Fitting Presto to Large-Scale Apache Kafka at Uber
The need for ad-hoc real-time data analysis has been growing at Uber. They run a large Apache Kafka deployment and need to analyze data going through the many workflows it supports. Solutions like stream processing and OLAP datastores were deemed unsuitable. An article was published recently detailing why Uber chose Presto for this purpose and what it had to do to make it performant at scale.
An example of a request that Uber’s Data team may receive is “is the order with UUID X missing in the Kafka topic T?”. Such a request might originate from a team investigating some sort of problem with the system and naturally involves analyzing real-time data from Kafka topics.
According to the article’s authors, Big Data real-time analytics often solves such problems. They evaluated open-source solutions in two categories: stream processing and real-time OLAP datastores.
Stream processing engines (eg Apache Flink, Apache Storm, ksql) continuously process data streams and output another stream with the processing results or update a view over the data. Consequently, data coming out of stream processing engines reflects the present state. Since data analysis requests such as the one in the example above involve looking at data from the past, stream processing engines are not a good fit.

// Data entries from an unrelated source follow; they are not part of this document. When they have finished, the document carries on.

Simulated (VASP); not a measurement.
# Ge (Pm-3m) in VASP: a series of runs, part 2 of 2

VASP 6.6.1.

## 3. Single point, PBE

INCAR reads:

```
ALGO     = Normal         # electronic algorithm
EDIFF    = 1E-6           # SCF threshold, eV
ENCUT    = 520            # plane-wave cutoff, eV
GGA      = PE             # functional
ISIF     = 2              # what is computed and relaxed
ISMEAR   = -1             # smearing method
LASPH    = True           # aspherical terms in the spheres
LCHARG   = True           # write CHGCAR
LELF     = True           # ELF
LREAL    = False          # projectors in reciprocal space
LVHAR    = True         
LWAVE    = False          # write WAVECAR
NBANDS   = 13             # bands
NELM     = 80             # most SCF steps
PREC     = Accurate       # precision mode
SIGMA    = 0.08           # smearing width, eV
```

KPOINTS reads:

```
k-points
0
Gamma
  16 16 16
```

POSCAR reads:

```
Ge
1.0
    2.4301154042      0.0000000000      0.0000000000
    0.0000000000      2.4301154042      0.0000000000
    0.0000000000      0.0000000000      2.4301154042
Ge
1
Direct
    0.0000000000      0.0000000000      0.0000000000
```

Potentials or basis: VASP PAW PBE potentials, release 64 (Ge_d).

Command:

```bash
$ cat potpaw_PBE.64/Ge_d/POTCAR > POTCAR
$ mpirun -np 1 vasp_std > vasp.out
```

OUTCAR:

The authors noted that real-time OLAP datastores such as Apache Pinot, Apache Druid and Clickhouse are better suited for this sort of request. They can index the Kafka streams and support low-latency queries. Pinot is even already used at Uber.
The disadvantage of real-time OLAP datastores is that it is necessary to create a table to store data ingested from the Kafka stream and then tune it for performance. On top of that, their storage and computation requirements are non-negligible. Real-time OLAP datastores are thus good for queries that need to be executed repeatedly with low latency, not for ad-hoc requests.
Uber already runs a mature Presto deployment. Presto does not require any upfront preparation since Kafka topics can be queried as soon as they are created and can correlate data between Kafka and other data sources. Hence, they decided to use Presto to enable ad-hoc queries over real-time data.
In comparison with real-time OLAP stores, Presto is less performant because it lacks indexing out of the box. Additionally, in Uber’s dynamic Kafka landscape, it needs to support dynamic Kafka topic and data schema discovery. Limiting query data sizes and consumption rates is also necessary to maintain Uber’s Kafka clusters healthy and ensure a good user experience.
The authors also describe how they modified Presto’s Kafka connector to address some of these problems.
To dynamically refresh cluster and topic metadata and data schemas, the team implemented a new strategy to fetch them from Uber’s Kafka cluster management service and schema registry at runtime.
The amount of data a query returns is limited by requiring the presence of the timestamp or partition offset fields in all queries. New column filters that reject queries without those fields enforce this requirement.
The final concern, related to Presto’s record consumption rate, is addressed by defining a quota in the Kafka broker in combination with a new Presto Kafka connector configuration item that allows setting a Kafka consumer client ID. Setting the same client ID for all Presto workers makes them subject to the same Kafka broker quota pool.
Limiting the record consumption rate also means that competitor Presto queries take longer to complete, which is a compromise that the team was happy to accept. In practice, the authors found that most queries complete within a reasonable time.
The authors note that the experience of Uber’s engineers has improved after rolling out this support for ad-hoc queries over real-time data: they now can issue SQL queries and often obtain the results within seconds.
Uber’s improvements to Presto are meant to be returned to the community. The authors also describe this implementation in their Presto on Kafka at Scale talk.